A brighter future for Sun One?

analysis
Feb 28, 20034 mins

Better flexibility, integration could boost app server's standing

Mark Bauhaus, vice president of Java Web Services at Sun, is just the kind of smart, results-oriented executive the company needs. He’s spent the past nine years in Sun’s services division, so he brings a customer and solutions-focused perspective to the company’s rudderless Java efforts. Given enough time, freedom, and exposure, Bauhaus could help turn Sun’s largely uncelebrated customer successes into respect for Sun One as a foundation for enterprise solutions.

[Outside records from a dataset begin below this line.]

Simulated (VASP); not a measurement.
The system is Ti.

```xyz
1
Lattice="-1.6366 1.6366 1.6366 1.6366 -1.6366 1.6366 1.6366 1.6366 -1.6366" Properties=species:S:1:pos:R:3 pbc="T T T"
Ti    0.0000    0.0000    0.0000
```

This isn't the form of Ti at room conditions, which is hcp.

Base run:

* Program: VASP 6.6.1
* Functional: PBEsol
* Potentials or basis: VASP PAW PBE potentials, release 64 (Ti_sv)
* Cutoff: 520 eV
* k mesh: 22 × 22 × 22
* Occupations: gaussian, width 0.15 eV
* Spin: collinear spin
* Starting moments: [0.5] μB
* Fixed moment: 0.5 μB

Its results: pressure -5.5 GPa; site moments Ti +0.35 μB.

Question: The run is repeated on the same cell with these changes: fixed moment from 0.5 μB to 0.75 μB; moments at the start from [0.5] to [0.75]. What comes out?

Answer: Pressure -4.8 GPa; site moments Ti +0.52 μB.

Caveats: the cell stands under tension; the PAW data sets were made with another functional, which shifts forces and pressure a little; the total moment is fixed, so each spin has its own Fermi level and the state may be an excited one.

Bauhaus genuinely believes that Sun’s server-side software is the best available. He admits that Sun took too long to embrace Web services, despite the company’s crucial involvement in its development. And he’s right when he portrays Java as the biggest gift any vendor ever handed to IT. Bauhaus has the right values and perspective for his job. Unfortunately, we think there is little chance that his hopes for enterprise Java will play out, at least at Sun.

Bauhaus speaks convincingly of Sun’s “teach the fishermen to fish” approach to consulting. He blasts IBM Global Services for engineering solutions that result in dependent customers. Like Sun’s CEO Scott McNealy, Bauhaus blasts the press for missing the point. His unusual perspective on Sun’s server software — an insider who plied Sun One as a solutions toolkit in much the same way IBM uses WebSphere — lends credibility to his core argument: Sun’s server software is already respected, widely deployed in large accounts, and on its way to racking up more big wins. Sun doesn’t need to fix or rescue Sun One, but only to make the product more competitive.

What does Sun need to do to accomplish this feat? The stones most often tossed at Sun One include its cost and locked-in design, and the comparatively poor quality of integration among its parts. Bauhaus wasn’t ready to go public on the pricing of Sun’s soon-to-be-announced Java server bundles, but he repeated other executives’ claim that at least a basic edition of the Sun One application server will be included with new Sun server purchases. We expect Sun’s current approach, which limits the scalability of the bundled edition of its server software, will continue. Customers can develop and test their Java applications for free, but deployment requires a license.

Sun can afford to push the apparent cost of its licenses down. For one thing, much of Sun’s hopes are pinned to the Sun Fire Blade Platform, which stuffs 16 CPUs into a space that previously accommodated three or four. That’s a boon for any application that’s licensed on a per-CPU basis.

The other consideration is that Sun’s revitalization of its branded and partner-based consulting programs shifts revenues using an IBM-like model. IBM can claim that WebSphere’s base price is a mere $7,500. But IBM’s position, which Sun simultaneously criticizes and seeks to imitate, is that services are always part of the sale.

“No customer wants to do this for themselves,” Bauhaus says. The difference, as he describes it, is that Sun’s consultants eventually go home. IBM’s never do. In contrast, McNealy said at the Network Computing 03 Q1 launch that he wants to tell Sun’s server customers, “Keep your hands off.” In other words, Sun will take care of everything in perpetuity.

Sun will address the integration issue as well as it can with its upcoming server software configurations. In this regard, Sun faces the same challenges as competitors IBM, Oracle, and Microsoft. All players fall back to integration through documentation, code samples, and knowledge shared primarily with partners and consultants. However, Sun lacks the one element that unites competitors’ enterprise stacks: an enterprise-grade relational database.

DB2, Oracle, and SQL Server databases are often the wedges used to drive application servers into large accounts. The scalability of a J2EE application is tightly bound to the scalability of the data services on which it depends. Here, IBM, Oracle, and Microsoft can optimize their entire enterprise stacks for their branded relational databases; Sun cannot.

No analyst could write off Sun as an enterprise Java player, but the chances are slim that Sun will steer J2EE mind share (and revenues) away from its own licensees. By declaring its Java server software to be the best and emphasizing how different it is from others, Sun is deflating the primary selling point of J2EE: It’s essentially the same no matter what brand is on it. That’s always been a debatable claim. With Sun’s upcoming changes and the likely responses from licensees, the “write once, run anywhere” contract might finally be voided.

Sun would have to pour a lot of money and resources into winning Java server back from IBM. Sun has nothing to spare. Relying on positioning and packaging could put J2EE’s single best trait — its broad compatibility — at risk.